IT environments can produce billions of log events each day from a variety of hosts and applications. Collecting this data can be costly, often resulting in increased network overhead from processing inefficiencies and inconsistent ingestion during major system events. Google Cloud Dataflow is a serverless, fully managed framework that enables you to automate and autoscale data processing. By using Dataflow to execute your log pipelines directly from within Google Cloud, you can easily consolidate data from and route data to a variety of sources and sinks. And with Dataflow templates, you can leverage pre-built pipelines for even easier setup.
The Pub/Sub-to-Datadog Dataflow template enables you to efficiently route logs from across your Google Cloud ecosystem to Datadog. Using this template, you can quickly configure Dataflow jobs to pull processed logs and send them to Datadog Log Management. Additionally, the template provides support for collecting your logs when running a virtual private cloud (VPC). Once your logs have been ingested, you can then leverage Datadog for visualizing these logs, using them to build alerts and dashboards, and correlating them with metrics from across your stack.
In this post, we’ll cover how you can use the Pub/Sub-to-Datadog Dataflow template to:
- Route, enrich, and transform your logs with Dataflow
- Leverage Dataflow to easily ingest logs into Datadog
Route, enrich, and transform your logs with Dataflow
Dataflow pipelines enable you to collect data—including logs—from any source, transform and enrich it, and then send it to external data sinks. Dataflow runs on Google compute engines, so your processing can easily scale according to the size of your workload. Additionally, Dataflow supports batch processing in addition to data streaming—without batching, each log event is sent to your sink as a separate network request, leading to increased network overhead.

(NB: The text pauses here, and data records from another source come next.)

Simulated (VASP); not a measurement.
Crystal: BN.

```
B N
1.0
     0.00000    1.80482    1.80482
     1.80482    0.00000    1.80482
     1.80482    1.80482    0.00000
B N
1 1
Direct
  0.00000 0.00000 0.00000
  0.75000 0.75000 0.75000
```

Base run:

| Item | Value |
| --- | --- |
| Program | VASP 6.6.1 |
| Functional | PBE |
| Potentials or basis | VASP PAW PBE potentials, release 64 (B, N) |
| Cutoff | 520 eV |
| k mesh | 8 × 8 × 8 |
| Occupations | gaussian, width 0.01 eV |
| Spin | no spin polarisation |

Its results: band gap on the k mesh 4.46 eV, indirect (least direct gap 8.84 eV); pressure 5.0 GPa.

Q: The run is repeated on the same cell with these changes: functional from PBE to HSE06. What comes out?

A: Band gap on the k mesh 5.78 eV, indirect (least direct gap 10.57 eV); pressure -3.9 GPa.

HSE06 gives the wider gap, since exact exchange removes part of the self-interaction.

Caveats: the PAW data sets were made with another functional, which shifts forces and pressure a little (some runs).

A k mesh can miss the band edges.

With the Pub/Sub-to-Datadog Dataflow template, you can run Dataflow jobs to automatically batch and compress up to 1,000 messages before sending them to Datadog for processing. To create a Dataflow job from the template, you first need to set up an input Pub/Sub topic-subscription pair and a corresponding log export. You should also establish a topic-subscription pair to serve as a dead-letter queue in the event of a failure. From here, you can navigate to the Dataflow section of the Google Cloud Console, select the “Pub/Sub to Datadog” option, and configure the necessary parameters to optimize the pipeline. Then, you can simply click “Run” to run the Dataflow job.
Leverage Dataflow to easily ingest logs into Datadog
With the Pub/Sub-to-Datadog Dataflow template, you have more options for ingesting logs into Datadog, depending on what works best for your system. For example, Google Cloud enables you to host VPCs but provides limited use cases for leveraging push subscriptions with them—these push subscriptions generally can’t access endpoints outside of the VPC perimeter. Because the Pub/Sub-to-Datadog Dataflow template uses a pull-based subscription model, it enables customers using virtual private networks to access endpoints outside their VPC perimeter. This makes the Pub/Sub-to-Datadog Dataflow template the recommended method for sending Google Cloud platform logs to Datadog for analysis.
Once you’ve ingested your logs into Datadog using the template, you can view them alongside the rest of your logs in the platform. Datadog Log Pipelines automatically parses any incoming logs from third-party integrations—including the Datadog Google Cloud integration—ensuring seamless compatibility for all your observability data. Viewing these logs within the Log Explorer enables you to easily pinpoint trends, detect anomalies, and access usage metrics. You can also use log data to create effective troubleshooting tools, such as dashboards and alerts, that enable you to quickly respond in the event of an issue.
Start ingesting logs via Dataflow today
By using the Pub/Sub-to-Datadog Dataflow template, you can seamlessly collect and analyze logs with fewer network calls, giving you scalable ingestion while potentially lowering excess network egress costs. And when running a VPC, the Pub/Sub-to-Datadog template provides pull-based subscriptions that make it the recommended solution for sending logs to Datadog.